210. Telegram From the Department of State to the Embassy in Spain 1

202916. Following based on uncleared memcon and subject to revision on review.2


During four-hour talks July 15 Secretary and Spanish FonMin Castiella discussed wide range of bilateral and international issues. Principal topics discussed were:
  • Effects of balance of payment program on Spain;
  • Renewal of the Bases Agreement;
  • Spanish desire for some form of mutual security guarantees;
  • Spain’s abstention from Non-Proliferation Treaty;
  • Level of US military assistance as quid pro quo for base rights;
  • Question of possible reduction of US bases in Spain;
  • Revision of Technical Agreement;
  • Gibraltar;
  • Mauritanian feelers to resume relations with US;
  • Relations with North African states;
  • Status of Spanish Equatorial Guinea.
Secretary Rusk and the Foreign Minister also exchanged confidential diplomatic notes providing for the establishment of a Joint U.S.-Spanish Economic Committee to consult and examine financial and other economic matters of mutual interest.3 End Summary.

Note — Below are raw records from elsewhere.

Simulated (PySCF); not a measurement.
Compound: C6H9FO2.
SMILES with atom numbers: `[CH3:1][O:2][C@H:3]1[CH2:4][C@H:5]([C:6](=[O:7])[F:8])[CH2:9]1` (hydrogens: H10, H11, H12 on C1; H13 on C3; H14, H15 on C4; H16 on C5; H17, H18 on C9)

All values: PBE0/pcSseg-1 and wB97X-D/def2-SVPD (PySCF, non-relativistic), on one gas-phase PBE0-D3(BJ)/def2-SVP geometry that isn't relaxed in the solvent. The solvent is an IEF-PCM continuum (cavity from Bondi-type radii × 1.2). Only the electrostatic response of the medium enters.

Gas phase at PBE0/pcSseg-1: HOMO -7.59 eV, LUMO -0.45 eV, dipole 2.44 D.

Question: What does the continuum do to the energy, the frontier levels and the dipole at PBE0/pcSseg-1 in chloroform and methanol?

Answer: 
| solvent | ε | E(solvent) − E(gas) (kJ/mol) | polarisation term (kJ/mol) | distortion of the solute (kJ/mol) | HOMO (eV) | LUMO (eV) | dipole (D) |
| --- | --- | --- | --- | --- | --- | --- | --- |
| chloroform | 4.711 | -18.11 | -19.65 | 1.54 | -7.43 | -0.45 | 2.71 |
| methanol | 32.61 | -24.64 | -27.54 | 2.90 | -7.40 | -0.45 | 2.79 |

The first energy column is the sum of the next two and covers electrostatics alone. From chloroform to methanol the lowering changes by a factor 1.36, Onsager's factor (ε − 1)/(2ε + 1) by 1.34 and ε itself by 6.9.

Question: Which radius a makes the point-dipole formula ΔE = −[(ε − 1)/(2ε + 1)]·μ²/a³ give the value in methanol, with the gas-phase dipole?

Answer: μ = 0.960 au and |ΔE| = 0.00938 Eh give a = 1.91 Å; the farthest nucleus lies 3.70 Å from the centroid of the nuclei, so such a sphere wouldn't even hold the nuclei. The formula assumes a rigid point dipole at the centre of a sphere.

Balance of Payment Program:

Castiella repeated previous Spanish complaints about classification of Spain as Schedule C country referring to highly unfavorable Spanish trade balance with US and Spanish status as deficit country. He claimed that US investment in Spain had declined drastically. Castiella said that US must find ways to redress injustice committed to Spain. He said he hoped Joint Economic Committee would be helpful in finding solution. Secretary did not hold out any hope for reclassification. He explained that stability of the dollar and the US balance of payments deficit were serious matters and of concern not only to the US but to Spain and the rest of the Free World. He requested factual information on the practical effect of US measures on Spanish economy.

[Page 415]

Castiella inquired about status of his request for credit for military equipment purchases. Secretary replied that there were problems with Congress concerning military sales and the use of Ex-Im Bank credits and that no decision had been made yet on the Spanish request. He promised to let them know shortly.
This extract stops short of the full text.